Performing and Interpreting Cluster Analysis
For the hierarchial clustering methods, the dendogram is the main
graphical tool for getting insight into a cluster solution. When
you use hclust or agnes to perform a cluster analysis,
you can see the dendogram by passing the result of the clustering to
the plot function.
To illustrate interpretation of the dendogram, we'll look at a cluster
analysis performed on a set of cars from 1978-1979; the data can be found at
http://www.stat.berkeley.edu/~spector/s133/data/cars.tab. Since the data
is a tab-delimited file, we use read.delim:
> cars = read.delim('cars.tab',stringsAsFactors=FALSE)
To get an idea of what information we have, let's look at the first few records;
> head(cars)
Country Car MPG Weight Drive_Ratio Horsepower
1 U.S. Buick Estate Wagon 16.9 4.360 2.73 155
2 U.S. Ford Country Squire Wagon 15.5 4.054 2.26 142
3 U.S. Chevy Malibu Wagon 19.2 3.605 2.56 125
4 U.S. Chrysler LeBaron Wagon 18.5 3.940 2.45 150
5 U.S. Chevette 30.0 2.155 3.70 68
6 Japan Toyota Corona 27.5 2.560 3.05 95
Displacement Cylinders
1 350 8
2 351 8
3 267 8
4 360 8
5 98 4
6 134 4
It looks like the variables are measured on different scales, so we will
likely want to standardize the data before proceeding. The daisy function
in the cluster library will automatically perform standardization, but it
doesn't give you complete control. If you have a particular method of standardization
in mind, you can use the scale function. You pass scale a matrix
or data frame
to be standardized, and two optional vectors. The first, called center,
is a vector of values, one for each column of the matrix or data frame to be
standardized, which will
be subtracted from every entry in that column. The second, called scale, is
similar to center, but is used to divide the values in each column. Thus,
to get z-scores, you could pass scale a vector of means for center, and
a vector of standard deviations for scale. These vectors can be created with
the apply function, that performs the same operation on each row or column of
a matrix. Suppose we want to standardize by subtracting the median and dividing by
the mean average deviation:
> cars.use = cars[,-c(1,2)]
> medians = apply(cars.use,2,median)
> mads = apply(cars.use,2,mad)
> cars.use = scale(cars.use,center=medians,scale=mads)
(The 2 used as the second argument to apply means to apply the function to
the columns of the matrix or data frame; a value of 1 means to use the rows.)
The country of origin and name of the car will not be useful in the
cluster analysis, so they have been removed. Notice that the scale
function doesn't change the order of the rows of the data frame, so it will be easy
to identify observations using the omitted columns from the original data.
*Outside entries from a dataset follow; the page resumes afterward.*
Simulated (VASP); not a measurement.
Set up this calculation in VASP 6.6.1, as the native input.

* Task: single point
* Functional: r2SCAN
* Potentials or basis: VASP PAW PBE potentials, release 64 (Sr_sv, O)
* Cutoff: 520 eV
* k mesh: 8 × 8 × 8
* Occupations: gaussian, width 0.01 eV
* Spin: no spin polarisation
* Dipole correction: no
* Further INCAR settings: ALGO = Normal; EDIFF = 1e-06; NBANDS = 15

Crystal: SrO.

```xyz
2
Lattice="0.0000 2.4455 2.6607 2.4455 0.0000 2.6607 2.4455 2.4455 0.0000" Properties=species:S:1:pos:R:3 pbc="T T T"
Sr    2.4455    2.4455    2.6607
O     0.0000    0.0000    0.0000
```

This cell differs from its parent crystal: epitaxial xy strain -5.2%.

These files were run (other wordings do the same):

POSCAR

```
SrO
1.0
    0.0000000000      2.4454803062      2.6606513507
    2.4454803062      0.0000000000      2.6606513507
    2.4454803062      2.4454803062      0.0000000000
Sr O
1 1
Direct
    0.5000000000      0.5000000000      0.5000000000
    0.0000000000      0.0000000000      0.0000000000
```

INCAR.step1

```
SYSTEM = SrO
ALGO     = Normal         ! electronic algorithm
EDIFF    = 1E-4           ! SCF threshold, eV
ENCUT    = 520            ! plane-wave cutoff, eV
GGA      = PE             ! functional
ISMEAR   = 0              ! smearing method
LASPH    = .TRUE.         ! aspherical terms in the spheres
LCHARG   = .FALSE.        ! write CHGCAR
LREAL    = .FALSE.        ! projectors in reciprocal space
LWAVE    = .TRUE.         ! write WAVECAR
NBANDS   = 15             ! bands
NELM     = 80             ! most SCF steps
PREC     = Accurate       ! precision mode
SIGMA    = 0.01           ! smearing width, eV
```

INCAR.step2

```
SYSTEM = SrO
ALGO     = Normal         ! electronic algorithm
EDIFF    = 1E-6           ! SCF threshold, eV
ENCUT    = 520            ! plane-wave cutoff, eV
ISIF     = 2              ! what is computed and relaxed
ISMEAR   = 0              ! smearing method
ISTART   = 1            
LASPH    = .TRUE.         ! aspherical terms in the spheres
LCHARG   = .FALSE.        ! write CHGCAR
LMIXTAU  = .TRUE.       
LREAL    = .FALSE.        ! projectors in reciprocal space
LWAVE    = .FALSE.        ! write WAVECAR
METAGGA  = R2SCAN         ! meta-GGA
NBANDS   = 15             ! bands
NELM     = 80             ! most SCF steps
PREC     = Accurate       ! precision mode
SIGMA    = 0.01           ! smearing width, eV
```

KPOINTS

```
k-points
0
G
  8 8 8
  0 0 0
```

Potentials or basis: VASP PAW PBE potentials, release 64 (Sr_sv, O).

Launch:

First, we'll take a look at a hierarchical method, since it will provide information
about solutions with different numbers of clusters. The first step is calculating
a distance matrix.
For a data set with n observations, the distance matrix will have
n rows and n columns; the (i,j)th element of the
distance matrix will be the difference between observation i and
observation j.
There are two functions that can be used to calculate distance
matrices in R; the dist function, which is included in every version of R,
and the daisy function, which is part of the cluster library.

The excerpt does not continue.